Subject: Re: kern/14007: uncorrectable data error reading fsbn -- problems with IDE hard disk
To: None <sen@eccosys.com>
From: Manuel Bouyer <bouyer@antioche.eu.org>
List: netbsd-bugs
Date: 09/19/2001 22:29:01
On Tue, Sep 18, 2001 at 11:10:24PM -0700, sen@eccosys.com wrote:
> 
> >Number:         14007
> >Category:       kern
> >Synopsis:       uncorrectable data error reading fsbn -- problems with IDE hard disk
> >Confidential:   no
> >Severity:       serious
> >Priority:       high
> >Responsible:    kern-bug-people
> >State:          open
> >Class:          sw-bug
> >Submitter-Id:   net
> >Arrival-Date:   Tue Sep 18 23:11:00 PDT 2001
> >Closed-Date:
> >Last-Modified:
> >Originator:     Sen Nagata
> >Release:        1.5.1
> >Organization:
> >Environment:
> NetBSD 1.5.1 (GENERIC_LAPTOP) #33: Mon Jul 2 15:56:09 CEST 2001 he@nsa.uninett.no:/usr/src/sys/arch/i386/compile/GENERIC_LAPTOP i386
> >Description:
> While using 1.5.2, when trying to read some files, I heard my hard 
> disk make some unhealthy sounding noises.  Switching to a console, I 
> see something like:
> 
> wd0: transfer error, downgrading to Ultra-DMA mode 1
> wd0(pciide0:0:0): using PIO mode 4, Ultra-DMA mode 1 (using DMA data transfers)
> wd0e: uncorrectable data error reading fsbn 5489344 of 5489344-5489359 (wd0 bn 7894369; cn 8353 tn 12 sn 28), retrying
> ...
> 
> I've also noticed that sometimes when the disk problems occur, there
> are several mode downgrade attempts -- e.g. starting from some mode ->
> Ultra-DMA mode 1 PIO mode 4 -> DMA mode 2 PIO mode 4 -> PIO mode 4.

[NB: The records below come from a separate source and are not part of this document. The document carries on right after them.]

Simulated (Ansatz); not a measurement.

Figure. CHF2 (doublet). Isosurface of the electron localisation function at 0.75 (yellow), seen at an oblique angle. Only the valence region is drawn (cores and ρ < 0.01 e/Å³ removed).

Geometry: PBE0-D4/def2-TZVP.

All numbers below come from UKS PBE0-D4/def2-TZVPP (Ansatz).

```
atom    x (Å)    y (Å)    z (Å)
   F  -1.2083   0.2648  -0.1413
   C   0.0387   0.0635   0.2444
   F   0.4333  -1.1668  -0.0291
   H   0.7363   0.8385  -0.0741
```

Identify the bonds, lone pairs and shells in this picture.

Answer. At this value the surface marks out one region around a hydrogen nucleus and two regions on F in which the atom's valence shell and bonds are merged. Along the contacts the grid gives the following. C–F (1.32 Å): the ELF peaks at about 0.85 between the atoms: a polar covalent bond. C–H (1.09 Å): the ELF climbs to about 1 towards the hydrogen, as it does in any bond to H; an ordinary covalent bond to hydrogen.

Yes, I need to fix this. For this kind of error it's not good to downgrade.

> 
> This happened to me a day or so after upgrading to 1.5.2, so I did a fresh install of 1.5.2 on to a different hard disk and a different machine, followed by transferring data (cp -pR).  Bulk transfers of
> data would fail occasionally, but transferring files individually 
> appeared to work (I interlaced copying with syncing the disk).
> 
> Today, the same thing started to occur on the new machine so I booted
> a 1.5.1 kernel hoping the problem would go away, but no help there 
> either.
> 
> I've experienced this on a custom compiled kernel (uses the default
> pciide and wd settings) as well as the GENERIC_LAPTOP kernel.
> 
> BTW, both hard disk are IBM hard disks and the machines I tried 
> this on are ThinkPads (600E and X20).
> 
> I hope someone else can reproduce this but searching the archives
> and pr forms didn't turn up anything for me.

Well, your disk is obviously dead.
Now, the problem is to find why it died. Does it get enouth power ?
Doesn't it get too hot ?

It's quite possible that windows won't push it that hard.

--
Manuel Bouyer <bouyer@antioche.eu.org>
--